Most of us think of improv as being comedy. It really is so much more. Ed Reggi shares his love of this form of theatre in “The Converstion” where we ask questions and Ed enlightens us on the benefits of improv for people of all ages.

Living Without The Script

INTERVIEW by Pam Clifton

Ed Reggi shares the confidence-boosting benefits of improv.

Even at a young age, Ed Reggi was drawn to the life of an entertainer. The native New Yorker would sneak into NBC Studios near his house to watch the goings-on and imagine his future as a performer.

When Ed, fresh out of college at Fontbonne University in the St. Louis suburb of Clayton, took a class at the Chicago improvisational comedy enterprise, Second City, the experience changed his life. He studied under Paul Sills, founder of Second City and son of improvisational theater pioneer Viola Spolin, for almost 10 years.

Ed is an actor and producer. He’s worked alongside such famous names as George Clooney, Amy Poehler, and Keegan-Michael Key, and he appeared on Oprah Winfrey’s Welcome to Sweetie Pie’s. He won an Emmy for his work as a voiceover artist.

He moved back to St. Louis in 2000, drawn there by love. Since then, he has cultivated a satisfying teaching career. He leads courses at the Center of Creative Arts in St. Louis and at Lindenwood University in St. Charles, and he conducts communications workshops for Fortune 500 clients. Yet nothing brings him more joy than seeing students find courage through improv.

Q | What does improvisation mean in the theater world?

A | Improv is working without a script. It’s doing fine arts and just creating. It’s the opposite of what choreography is for a dancer. When you just dance and have a good time at a wedding, that’s improvising. When you jam together with people who play an instrument, that’s improv.

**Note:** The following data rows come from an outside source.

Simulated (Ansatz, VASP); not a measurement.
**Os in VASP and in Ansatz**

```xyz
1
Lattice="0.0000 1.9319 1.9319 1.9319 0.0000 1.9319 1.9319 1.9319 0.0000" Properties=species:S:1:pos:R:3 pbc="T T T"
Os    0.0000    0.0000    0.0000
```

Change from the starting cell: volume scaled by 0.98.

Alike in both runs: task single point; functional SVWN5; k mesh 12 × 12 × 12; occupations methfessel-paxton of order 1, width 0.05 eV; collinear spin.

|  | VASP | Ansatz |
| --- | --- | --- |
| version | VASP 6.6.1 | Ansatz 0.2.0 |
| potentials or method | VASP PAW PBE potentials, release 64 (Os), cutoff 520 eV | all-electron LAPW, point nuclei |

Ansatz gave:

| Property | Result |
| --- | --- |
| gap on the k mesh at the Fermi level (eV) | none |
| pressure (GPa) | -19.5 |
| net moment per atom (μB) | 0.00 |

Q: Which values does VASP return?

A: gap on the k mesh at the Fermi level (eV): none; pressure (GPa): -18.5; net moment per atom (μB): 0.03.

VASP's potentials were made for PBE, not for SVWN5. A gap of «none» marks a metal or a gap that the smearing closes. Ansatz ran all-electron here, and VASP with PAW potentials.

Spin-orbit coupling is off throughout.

Q | What first drew you, as a performer, to live theater?

A | I found myself in a perfect balance of traditional theater and a live show. I wasn’t really attracted to TV and film (even though I did it). I liked to be in the room with the audience, to hear the people laughing. Improv checked all the boxes.

Q | What do you like best about the art of improvisation?

A | There’s no barrier. In theater, we need a lot: a script, license, stage, set designer, etc. In the world of improv, we have a blank stage, lights, and an audience. Many think improv equals comedy. But improv brings everybody together and builds community. You learn about each other and start to grow, whether it’s five people or 100.

Q | What makes improv a useful tool, even for non-actors?

A | The No. 1 phobia is public speaking. Whether someone speaks in a crowd, in front of the boss, or somewhere else, improv helps them learn to be in the moment. People don’t have to be perfect. Come in and just do it and it’s going to work out. I think anxiety is what worries people. I tell them to just have fun.

Q | Is there an ideal age when it’s easiest to embrace improv?

A | I teach improv to students from kindergarten to adult.

Q | What’s coming up next for you in your career?

A | I just completed my master’s in theater education, so I’m looking forward to transitioning into the classroom full-time. I hope to use all my experiences to mentor the next generation of performers.